San Francisco — YIMBY Action and the San Francisco Housing Action Coalition are proud to announce a ballot measure to expedite the construction of 100% affordable housing projects, and housing for teachers and school staff, by granting by-right approval to such projects.
The measure will help San Francisco build the affordable housing needed for its lowest-income residents and much-needed teacher housing. We submitted the measure to the Department of Elections on November 21 in hopes that it will be placed on next year’s ballot.
San Francisco is facing a severe housing shortage driving its worst affordability crisis in recent memory. The urgent need for subsidized affordable and teacher housing is clear.
The ballot measure would streamline construction of affordable and teacher housing by ensuring projects receive by-right approval. Under our ballot measure, affordable and teacher housing projects would get permitted without being subject to arbitrary discretionary hearings. Only projects that comply with the underlying zoning and planning code would be expedited.
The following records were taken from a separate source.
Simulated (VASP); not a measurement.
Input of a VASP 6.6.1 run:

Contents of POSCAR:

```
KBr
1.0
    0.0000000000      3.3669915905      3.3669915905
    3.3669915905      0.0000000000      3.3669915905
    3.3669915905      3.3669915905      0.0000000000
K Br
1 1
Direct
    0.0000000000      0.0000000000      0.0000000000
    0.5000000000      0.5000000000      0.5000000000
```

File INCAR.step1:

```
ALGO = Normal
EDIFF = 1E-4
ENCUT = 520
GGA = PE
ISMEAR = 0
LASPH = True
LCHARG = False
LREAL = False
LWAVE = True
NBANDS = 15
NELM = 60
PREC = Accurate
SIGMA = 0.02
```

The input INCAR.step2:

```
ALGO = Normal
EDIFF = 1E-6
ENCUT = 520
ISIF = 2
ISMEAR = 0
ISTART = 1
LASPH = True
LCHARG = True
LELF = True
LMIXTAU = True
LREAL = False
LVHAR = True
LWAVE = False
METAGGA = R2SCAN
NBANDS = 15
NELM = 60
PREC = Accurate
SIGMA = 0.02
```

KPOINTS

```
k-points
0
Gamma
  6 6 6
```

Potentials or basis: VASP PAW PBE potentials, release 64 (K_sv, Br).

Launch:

This measure will implement much of the by-right approval included in Senate Bill 35, the recently-passed state bill from State Senator Scott Wiener that expedites housing across California. It will bring San Francisco into compliance with state law and ensure the city actually builds the affordable housing we so desperately need.
Because this ballot measure expedites subsidized affordable housing, only projects reserved for those making up to 80% of area median income in rental units and 120% of area median income in ownership units would be expedited under this ballot measure, as well as housing for teachers and school staff.
“This ballot measure is a critical step toward ending our housing shortage and creating homes for everyone who wants to be part of this diverse, welcoming city we all love,” said Laura Foote Clark, Executive Director of YIMBY Action. “San Francisco has historically underproduced housing at these income levels. This ballot measure will ensure more speedy delivery of these badly-needed homes.”
Discretionary review in particular is a costly process whereby frivolous objections can slow down affordable housing for months or years, as happened to the Booker T. Washington Community Center affordable housing project, which saw costs rise some $10 million after a five-year slowdown from various process delays. More recently, the senior housing project at 1296 Shotwell St. was delayed after neighbors appealed the nine-story building due to height, shadow, and traffic concerns.
This measure will save taxpayer money for the city government and non-profit affordable housing developers, allowing them to build more units of affordable housing with existing funds.
Our ballot measure would also, for the first time, mandate San Francisco prioritize the speedy construction of subsidized affordable housing to mitigate our housing shortage and affordability crisis.
San Francisco residents know the production of affordable housing is of utmost importance. This ballot measure is the first step to lowering the cost and increasing the amount of such housing, and we’re confident San Franciscans will vote it into law next year.